Charity takes brave pre-budget stance by telling real-life stories
Dr Micheal Collins of the Nevin Economic Research Institute presented important evidence regarding fundamental inequalities.
For example, low incomes are much more common than people realise, as shown by the fact that 250,000 people who used to pay tiny amounts of tax were taken out of the tax net last year.
He also showed that the costs associated with going back to work mean that some people have to earn €6 an hour before gaining any benefit from paid work.
He made a strong case that it would be fairer to spread the burden of the recession by increasing taxation on wealthier citizens, rather than by further and further cuts which afflict the poor disproportionately.
Niall Crowley, independent equality consultant, presented the work of Claiming the Future, a kind of road map which emphasises equality, solidarity and environmental sustainability. He used a telling phrase – low-energy democracy – to describe how inertia and learned helplessness stymie radical change.
My father was a founder member of our local SVP conference, and served for 21 years. As a result, I have always had a soft spot for the SVP, and therefore felt privileged to be one of the invited speakers. If compassionate accompaniment of people in trouble was all that SVP did, it would still be a vital organisation, but it does much more. It is an important advocacy and lobbying group for social justice.
I tried to show how destructive the dominant economic story has been, and how the last thing we need is to “get back to where we were”. Our current system is built on believing that profit constitutes the highest value, human beings are primarily individuals as opposed to members of communities, constant consumption is the route to fulfilment, the marketplace will provide, and long-term thinking is neither wise nor possible for politicians who wish to get re-elected.

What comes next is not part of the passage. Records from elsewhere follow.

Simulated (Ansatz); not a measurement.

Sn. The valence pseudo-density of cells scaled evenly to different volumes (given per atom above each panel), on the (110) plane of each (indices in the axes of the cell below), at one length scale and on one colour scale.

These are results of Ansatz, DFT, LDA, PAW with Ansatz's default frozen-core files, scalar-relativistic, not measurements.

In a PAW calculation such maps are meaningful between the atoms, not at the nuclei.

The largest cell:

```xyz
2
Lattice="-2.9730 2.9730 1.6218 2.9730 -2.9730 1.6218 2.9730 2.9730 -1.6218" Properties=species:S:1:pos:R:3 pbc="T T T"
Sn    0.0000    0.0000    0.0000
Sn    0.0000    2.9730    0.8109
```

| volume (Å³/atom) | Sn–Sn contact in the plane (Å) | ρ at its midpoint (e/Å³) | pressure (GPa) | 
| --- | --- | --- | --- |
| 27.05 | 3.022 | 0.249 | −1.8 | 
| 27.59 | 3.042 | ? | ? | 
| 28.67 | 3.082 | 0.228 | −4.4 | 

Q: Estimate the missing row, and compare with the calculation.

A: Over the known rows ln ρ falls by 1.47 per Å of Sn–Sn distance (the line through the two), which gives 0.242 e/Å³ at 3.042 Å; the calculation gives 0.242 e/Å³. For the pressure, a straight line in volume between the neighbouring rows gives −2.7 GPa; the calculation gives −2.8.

Any other world view based on values such as community and environmental sustainability is dismissed as naive, utopian and unworkable. In reality, it is the current system that is doomed to endless cycles of boom and bust, with the financial markets, as Martin Wolf says, inherently susceptible to manias and panics.
Listening to the stories told by the SVP is a spur to change the dominant story that has resulted in misery for so many people. We need to move past apathy and low energy, unless we want to continue to condemn people to lives of quiet desperation in an allegedly civilised and developed country. Perhaps some of these stories will change what matters in our society.